Americans living in the 21st century can be some of the most spoiled, ungrateful people in existence. Including yours truly from time to time.
Our entertainment, work, food, clothing, books, and countless other products and tasks are delivered to us wirelessly at the touch of a button. In many cases, digital products have supplanted the physical edition. I love a good hardbound paper-and-ink book… but the fact that my phone can hold thousands of stories does conserve on the number of bookshelves I need.
Despite all this, I somehow find room to complain.
When a webpage won’t load, I grow incensed as the seconds or minutes drag on. This is especially true at work when internet problems prevent me from reaching a given resource or sending an important email in a timely manner.
But how can I complain when my job is so much easier than it would have been a mere decade ago? Just today I read about John Winthrop’s history, had a digital HR meeting, and am now writing this very article.
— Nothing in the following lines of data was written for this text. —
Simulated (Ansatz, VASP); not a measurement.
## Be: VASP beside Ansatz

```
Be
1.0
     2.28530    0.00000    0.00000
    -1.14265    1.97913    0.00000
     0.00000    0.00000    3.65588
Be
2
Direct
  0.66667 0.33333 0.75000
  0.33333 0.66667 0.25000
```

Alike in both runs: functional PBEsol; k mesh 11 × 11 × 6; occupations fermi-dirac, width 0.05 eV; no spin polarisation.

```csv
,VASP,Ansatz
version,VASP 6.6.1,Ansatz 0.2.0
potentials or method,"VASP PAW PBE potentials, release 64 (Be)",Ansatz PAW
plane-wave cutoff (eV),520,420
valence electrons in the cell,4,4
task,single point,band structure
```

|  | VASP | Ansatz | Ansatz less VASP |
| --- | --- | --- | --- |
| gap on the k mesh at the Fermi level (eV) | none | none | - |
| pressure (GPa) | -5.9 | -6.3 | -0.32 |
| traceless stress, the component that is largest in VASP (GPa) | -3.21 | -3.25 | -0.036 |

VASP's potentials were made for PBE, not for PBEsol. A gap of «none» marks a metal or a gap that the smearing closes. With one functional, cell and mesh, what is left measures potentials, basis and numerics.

In times past that would have involved a trip to the library, a visit to a separate office for a lengthy PowerPoint, and handwritten drafts before arranging my thoughts in a compositor via individual bits of type. With the work that goes into all that (to say nothing of the physical labor of actually operating a printing press) why should I complain of a less-than-optimal transfer of data through the ether?
We enjoy such wonderful technological benefits by living in the 21st century, and such amazing freedoms in how we use them by living in the United States.
Meanwhile, Chinese censorship of the internet has reached a fever pitch which even has high-ranking journalists with Communist loyalties calling for reform. But journalism and writing seem trivial in light of countries like Venezuela, where people are suffering under a regime of terror, starvation, and repression.
Thirty years ago, my job would have been much more taxing and less convenient. Jump across oceans and a few countries and you’ll find my job is non-existent. Any form of respect for the God-given rights we enjoy in America is gone as well.
Still, I find I keep slipping into the Homer Simpson mentality of life: “D’oh! Isn’t there anything faster than a microwave?”
If we (and Homer) were to view the historical context in which our lives are lived, we might appreciate the gifts of life in the United States a lot more, not the least of which is access to the technological innovations of the 21st century. Instead, we isolate ourselves, acting as if history starts and ends with us.
The internet and many other advances are powerful tools that can be wielded for wonderful good and unprecedented levels of human productivity, standards of living, and connectivity. There is no better place to utilize those tools than here in the United States.
Who are we to complain when the wi-fi goes down for a few minutes?